I'd be surprised if CTP went to warnings on the section of counties from here to Lewistown to SEG. I'm just not seeing enough support for 6", which is the criteria in these counties. I mean it wouldn't take much, especially if ratios were to play into it.. but this is looking like a 3-5" ordeal for JST-AOO-UNV-SEG. Temps aloft look to be sufficiently cold for good ratios in that region, but need the forcing to capitalize. 

 Again, I think progression is a bigger issue than track. Most modeling including the GFS does get just about the whole state into the snow shield so I don't think anyone in PIT or in here gets shut out or less than 2-3" but we've really narrowed the corridor of 6"+. I rode the hot hand of the Euro/NAM combo in the 48-60hr range and it finally let me down. We may shift back north a tad in the couple runs before game time but I don't think that widens the 6+ corridor. I've already noted previously even with the more amped stuff we saw that I thought this was a 5-10" snowstorm because of the progressive nature of the system. That ceiling might be more like 7 or 8" with the weaker solutions that the more amped models have headed towards in addition to the narrower corridor. 

CTP's afternoon thoughts:

Quote

.SHORT TERM /6 AM SUNDAY MORNING THROUGH MONDAY NIGHT/...
3 pm update... The main system of interest continues to be the
southern stream low slated to impact central PA Sunday and
Sunday night. Recent model/ensemble trends continue to nudge the
storm track southward, while also keeping its forward
progression fairly rapid. Correspondingly, earlier projected
snowfall amounts have dropped a bit. Given the synoptic back-
drop of a broad eastern CONUS trough, with a fast flow
undercutting the eastern Canadian vortex, along with a lack of
north Atlantic blocking, the latest model trends may sense.

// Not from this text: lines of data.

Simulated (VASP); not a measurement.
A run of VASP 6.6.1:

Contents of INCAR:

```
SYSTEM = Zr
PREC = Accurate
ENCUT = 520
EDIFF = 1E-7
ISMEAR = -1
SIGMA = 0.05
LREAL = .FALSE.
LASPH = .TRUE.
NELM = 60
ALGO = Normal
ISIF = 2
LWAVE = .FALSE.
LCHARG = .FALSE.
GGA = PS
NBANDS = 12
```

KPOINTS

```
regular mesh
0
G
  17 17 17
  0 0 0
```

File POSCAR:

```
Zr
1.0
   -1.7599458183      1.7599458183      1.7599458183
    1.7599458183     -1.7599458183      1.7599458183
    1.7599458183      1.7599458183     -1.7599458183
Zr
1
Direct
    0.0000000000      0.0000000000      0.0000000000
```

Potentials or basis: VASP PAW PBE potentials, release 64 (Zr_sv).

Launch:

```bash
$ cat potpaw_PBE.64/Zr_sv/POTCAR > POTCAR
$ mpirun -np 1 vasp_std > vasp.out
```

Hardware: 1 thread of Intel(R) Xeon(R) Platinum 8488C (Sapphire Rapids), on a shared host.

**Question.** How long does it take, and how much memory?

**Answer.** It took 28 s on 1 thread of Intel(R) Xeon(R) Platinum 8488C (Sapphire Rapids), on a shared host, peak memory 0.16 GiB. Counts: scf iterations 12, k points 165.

Given above reasoning, we`ve converted a stripe of counties
along and just north of I-80 to a Winter Weather Advisory
(generally 2-4" anticipated). Farther south, given the amount of
uncertainty still present, we`ll keep the Winter Storm Watch in
tact. A solid 4-6" of snow is still plausible for south-central
PA, with locally higher totals not out of the question. Overall,
though, rapid system motion and comparatively less impressive
frontal scale forcing (as compared to some previous storms this
season) should prevent this from being a "blockbuster"
snowstorm.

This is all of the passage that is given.